Please join me in asking Banks for his continued support in the fight to end Alzheimer's.

J. Bryan Nugen

Auburn

Footballers' pride in country

I have been watching the World Cup, and it sure is refreshing to see the players on the field singing their national anthem. As the camera pans the group, you can hear this guy sing softly, then the next guy singing great and the last guy singing his head off out of tune but grateful he can make a noise for his country. Much different then “you know who” football. Makes me want to watch Major League Soccer instead of “you know who” football.

Gary Schierling

Grabill

New leadership can make city great

I note with some concern that Mayor Tom Henry has decided to run again. The prospect of four more years of high crime, poor infrastructure (water pipes, streets, sewers and sidewalks), and runaway spending leaves me cold.

On a recent early morning walk past The Harrison on East Jefferson Boulevard, I noticed that three of the four benches had homeless people sleeping on them. That reminds me of all the vaunted economic growth being done in that area – the Electric Works project on Broadway, The Riverfront project and the new hotel near the Grand Wayne Center. There will be little opportunity for most people in Fort Wayne to afford to eat at the new restaurants or buy the popcorn and ice cream, either.

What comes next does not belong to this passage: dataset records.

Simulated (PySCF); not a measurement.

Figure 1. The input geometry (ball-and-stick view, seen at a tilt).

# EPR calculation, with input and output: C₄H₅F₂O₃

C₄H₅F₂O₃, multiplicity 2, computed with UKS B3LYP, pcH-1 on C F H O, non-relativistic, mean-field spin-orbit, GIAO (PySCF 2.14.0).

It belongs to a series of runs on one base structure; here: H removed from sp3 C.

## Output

In 2019, we need to go another way. We need to concentrate on front-door issues instead of field of dreams projects. Those issues include safe neighborhoods, good schools, and good jobs for all our citizens. We also need to make government the last resort for our help. We need to strengthen our social service groups and our churches to be the first resort.

Henry has had his chance. It is time to turn the reins of power to a new generation of leaders to make Fort Wayne great.